Lee Gin Co. v. Archillion, 198 Ark. 564, 129 S.W.2d 952 (1939)

June 12, 1939 · Arkansas Supreme Court · 4-5533
198 Ark. 564, 129 S.W.2d 952

Lee Gin Company, Inc. v. Archillion.

4-5533

129 S. W. 2d 952

Opinion delivered June 12, 1939.

*565 Reid é Evrard, for appellant.

Shane é Fendler, for appellee.

Humphreys, J.

Appellee brought this suit in the chancery court of Mississippi county, Chickasawba district, against appellant, to impress her landlord’s lien upon the proceeds of eight bales of cotton grown on her land by T. L. Wall, her tenant in 1937.

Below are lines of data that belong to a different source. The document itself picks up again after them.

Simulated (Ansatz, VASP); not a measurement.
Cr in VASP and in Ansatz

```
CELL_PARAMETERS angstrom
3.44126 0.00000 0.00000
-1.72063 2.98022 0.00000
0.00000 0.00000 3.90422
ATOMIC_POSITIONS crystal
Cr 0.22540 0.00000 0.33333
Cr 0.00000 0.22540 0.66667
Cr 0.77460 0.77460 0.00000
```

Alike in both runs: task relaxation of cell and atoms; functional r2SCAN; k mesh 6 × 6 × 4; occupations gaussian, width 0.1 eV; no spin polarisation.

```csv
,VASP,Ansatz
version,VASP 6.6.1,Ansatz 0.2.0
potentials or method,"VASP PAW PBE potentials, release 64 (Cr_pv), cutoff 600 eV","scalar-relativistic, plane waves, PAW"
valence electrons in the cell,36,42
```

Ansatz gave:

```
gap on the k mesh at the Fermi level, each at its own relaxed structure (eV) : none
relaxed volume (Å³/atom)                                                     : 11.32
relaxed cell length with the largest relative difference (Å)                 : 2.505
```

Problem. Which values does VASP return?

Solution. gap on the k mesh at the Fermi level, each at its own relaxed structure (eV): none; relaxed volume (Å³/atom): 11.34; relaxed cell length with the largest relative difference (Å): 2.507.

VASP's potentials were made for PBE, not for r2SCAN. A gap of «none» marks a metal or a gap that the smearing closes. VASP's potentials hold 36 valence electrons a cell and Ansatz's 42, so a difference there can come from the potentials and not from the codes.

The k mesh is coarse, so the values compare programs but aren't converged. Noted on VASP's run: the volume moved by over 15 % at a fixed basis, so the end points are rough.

Appellant denied her right to impress the landlord’s lien on the net proceeds of the cotton because she authorized her tenant, T. L. Wall, to sell and dispose of the crop.

The trial court, after hearing the evidence introduced by the parties, impressed her landlord’s lien upon the net proceeds of the cotton in the amount of $232.57, from which is this appeal.

The facts are practically undisputed and are, in substance, as follows: Appellant took a mortgage on March 2, 1937, from T. L. Wall to secure future advances it might make to him which mortgage contains the following recital: “My entire interest in all cotton, corn and other agricultural products grown on the following lands in Mississippi county, Arkansas, S 22, T 15, E 11 East, belonging to Mrs. Archillion. Also one dark bay mule, about 9 years old, name Dock. One light bay mule about 10 years old, name Jim. One Jersey cow, color white, about 2 years old. One wagon, No. 3 Thornhill, and all other farming implements. ”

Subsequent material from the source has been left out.